Feb 10, 2023
Among Ukrainians, there is little debate about how the war will end. The overwhelming consensus is that it cannot conclude until Russia has been fully repelled, and Ukraine’s borders are returned to the 1991 frontier when independence was declared after the Soviet Union collapsed.
This means removing Russian troops from Crimea and the self-proclaimed republics of Luhansk and Donetsk in the Donbas region.
Of course this is not an easy mission. But for Ukrainians, the alternative is unthinkable. The mass graves uncovered in Bucha have shown us what Russian occupation means. We have also seen, in the broken promises of the Minsk agreements, what any truce with Vladimir Putin is worth. Why should we agree to a fake peace deal when we know Putin will ignore it and unleash war on us again?

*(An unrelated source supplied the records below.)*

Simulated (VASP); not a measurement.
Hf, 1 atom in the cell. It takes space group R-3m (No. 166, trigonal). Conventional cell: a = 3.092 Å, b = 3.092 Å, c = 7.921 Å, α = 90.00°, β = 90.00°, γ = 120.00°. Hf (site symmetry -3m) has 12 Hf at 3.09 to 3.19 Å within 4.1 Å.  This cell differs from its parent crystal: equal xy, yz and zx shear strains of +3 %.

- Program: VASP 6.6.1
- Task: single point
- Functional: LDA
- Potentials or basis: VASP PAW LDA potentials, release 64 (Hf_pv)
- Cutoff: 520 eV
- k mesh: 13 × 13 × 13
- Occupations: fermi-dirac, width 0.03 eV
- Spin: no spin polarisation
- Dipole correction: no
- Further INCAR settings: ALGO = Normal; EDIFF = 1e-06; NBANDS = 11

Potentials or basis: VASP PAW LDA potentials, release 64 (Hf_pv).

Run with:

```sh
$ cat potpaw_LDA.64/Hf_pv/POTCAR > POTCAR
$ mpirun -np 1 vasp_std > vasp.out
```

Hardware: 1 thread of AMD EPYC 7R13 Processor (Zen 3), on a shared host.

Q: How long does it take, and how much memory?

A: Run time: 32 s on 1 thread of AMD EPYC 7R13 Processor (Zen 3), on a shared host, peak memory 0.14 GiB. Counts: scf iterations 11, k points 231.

As a Ukrainian, it’s odd to read some of the theories about what’s going on. Are we pawns, fighting because we’ve been put up to it by the West? No, we held off Putin with very little help in the first few weeks of war. Even if the West stops arming us, we will continue to fight. We know the alternative is worse: subjugation and cultural annihilation.
Discussions in the West over Ukraine’s future often stall when it comes to the question of Crimea and the Donbas. It’s argued that many Russian-speakers look to Moscow for protection and see Ukraine as the invader. Yes, Ukraine’s history means we have many Russian-speakers who once felt closer affinity with Moscow than Kyiv and once feared discrimination at the hands of what they perceived to be Ukrainian nationalists. It was a similar problem to those of Northern Ireland and Cyprus: historic immigration patterns creating communities with competing identities. That’s why many in the West are uneasy about taking sides.
But this analysis ignores the extent to which things have changed since 2014 when Russia invaded Crimea and eastern Ukraine. That year, independence referendums were staged in Donetsk and Luhansk and overseen by soldiers in unmarked uniforms. Like all wildcat referendums, the votes were boycotted by those who opposed the separatists.
That’s not to say that public opinion wasn’t split. Polls in early 2014 suggested that about a quarter of the voters in the two areas wanted to be part of Russia. However, this was before Putin’s mercenaries began flattening, rather than saving, the Donbas.
Over the past nine years a mass exodus has taken place, with millions in the east fleeing the fighting between Ukrainian and Russian soldiers. The region was looted by separatists and the local economy destroyed. It fell to Kyiv to pay pensions and provide electricity and water to
these territories Putin now claims are part of Russia. The original Donbas hopes of wealth from Russkiy Mir were quickly shattered.
Crimea was different: it holds huge ideological and political value for Putin. Since taking it, he has filled it with money and Russians. I witnessed this when I hitchhiked around it a few years ago. I also saw how Ukrainian loyalists had learned to keep quiet: showing a blue-and-yellow flag would risk imprisonment or deportation.
Today, if the survivors of bombed-out eastern Ukraine and those in Crimea were asked if they’d prefer to live under Putin or under Kyiv, their answer would probably be very different. That’s why the pre-2014 opinion polls for Crimea and the Donbas should now be discarded. There’s no question that nine years of war have seen public opinion amongst Russian-speaking parts of Ukraine turn sharply against Moscow. In part, this is why Putin invaded again last year: his constituency in Ukraine was shrinking.
At the start of the invasion, it seemed that Ukraine had no chance of winning. Now, victory is possible. My friends who fled Donetsk nine years ago have a realistic hope of returning home under a Ukrainian flag.
Self-belief has become essential to survival. We are optimistic, but not naive. Peace talks will happen sooner or later. There may be a negotiation over Crimea; it may become self-governing (within Ukraine’s borders). But all Russian troops would have to leave. Ukrainians will keep fighting in the belief that to cut a deal that offers Putin a compensatory slice of Ukraine, would be to guarantee another war.